Construction of the new £250m facility will start next summer, subject to planning approval. It will be the first prison in North Wales.
The government has also started feasibility work on a second large prison to be built in the southeast of England.
And it has confirmed opening dates for the new house blocks – mini-prisons – being built to create 1,200 new places at four sites across England.
The feasibility study for the proposed second big new prison is focusing on the possibility of replacing the existing Feltham Young Offenders Institution with a large new adult prison and a new youth facility on adjoining sites in West London
At the same time the Ministry of Justice is moving to close four older prisons that are either too expensive to run or need substantial refurbishment. It is also changing the role of three others.
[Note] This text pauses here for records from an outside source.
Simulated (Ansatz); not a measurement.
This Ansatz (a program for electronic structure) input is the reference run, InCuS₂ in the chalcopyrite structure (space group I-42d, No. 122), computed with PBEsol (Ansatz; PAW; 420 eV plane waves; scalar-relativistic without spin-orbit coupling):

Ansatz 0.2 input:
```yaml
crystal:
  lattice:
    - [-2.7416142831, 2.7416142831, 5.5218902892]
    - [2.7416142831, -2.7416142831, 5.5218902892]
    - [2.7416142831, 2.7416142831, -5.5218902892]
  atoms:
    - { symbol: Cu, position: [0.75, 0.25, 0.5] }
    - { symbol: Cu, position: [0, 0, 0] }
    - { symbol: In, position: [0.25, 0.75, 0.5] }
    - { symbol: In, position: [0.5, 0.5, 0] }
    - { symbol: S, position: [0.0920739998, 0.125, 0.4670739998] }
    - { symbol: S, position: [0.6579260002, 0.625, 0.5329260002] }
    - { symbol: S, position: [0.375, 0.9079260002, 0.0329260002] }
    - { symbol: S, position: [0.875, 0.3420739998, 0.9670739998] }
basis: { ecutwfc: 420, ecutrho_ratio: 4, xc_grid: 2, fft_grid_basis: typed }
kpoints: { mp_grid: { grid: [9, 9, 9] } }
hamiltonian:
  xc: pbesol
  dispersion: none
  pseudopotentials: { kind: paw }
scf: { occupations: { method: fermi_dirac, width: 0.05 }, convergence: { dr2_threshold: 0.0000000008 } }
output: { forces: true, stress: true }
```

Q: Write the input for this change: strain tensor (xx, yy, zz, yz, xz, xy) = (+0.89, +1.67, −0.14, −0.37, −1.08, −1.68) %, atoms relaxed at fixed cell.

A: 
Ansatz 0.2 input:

Justice secretary Chris Grayling said: “This is the latest part of our plan to modernise our prisons, bring down costs, but to make sure that by the next election we still have access to more prison places than we inherited in 2010. The Feltham site in West London is a very large one, and is an obvious option for a major new project to help meet the challenges we face in London and the southeast.
“I’m also really pleased that we have reached agreement on the new prison in Wrexham. It will provide a real boost to the local economy in North Wales over the next few years, which is one key reason why the Chancellor has made sure we have the money for the project.
“Of course the reorganisation of our prison estate which we are undertaking means some difficult decisions – but we have to make sure that we have modern, affordable prisons that give the best opportunity for us to work with offenders to stop them committing more crimes when they leave.”
Secretary of state for Wales David Jones said: “The case for a prison in north Wales has always been strong, which is why I am delighted that Wrexham has been selected as the preferred site for the newest addition to the prisons estate.
“The construction of this much needed facility will bring with it considerable economic benefits for local businesses, and create up to 1,000 employment opportunities across the region. It will facilitate the rehabilitation of offenders by making them more accessible to their families, legal advisers and the probation service, enabling a smoother transition back into the community. It will also benefit prisoner welfare by allowing Welsh speakers more opportunity to speak the language in an environment where its cultural significance is understood.”
By closing uneconomic prisons at Blundeston, Dorchester, Northallerton and Reading, it is anticipated that a further £30m a year will be cut from the overall prison budget.
HMP The Verne will be converted into an immigration removal centre. HMP Downview will change function to hold male rather than female offenders and the Warren Hill young offenders institute will switch to an adult male prison.
Discussions will also begin to end the lease on HMP Dartmoor. Final decisions on the site are some way off as the lease has a 10-year notice period but the age and limitations of the prison mean that it does not have a long-term future in a modern, cost-effective prison system, the government said.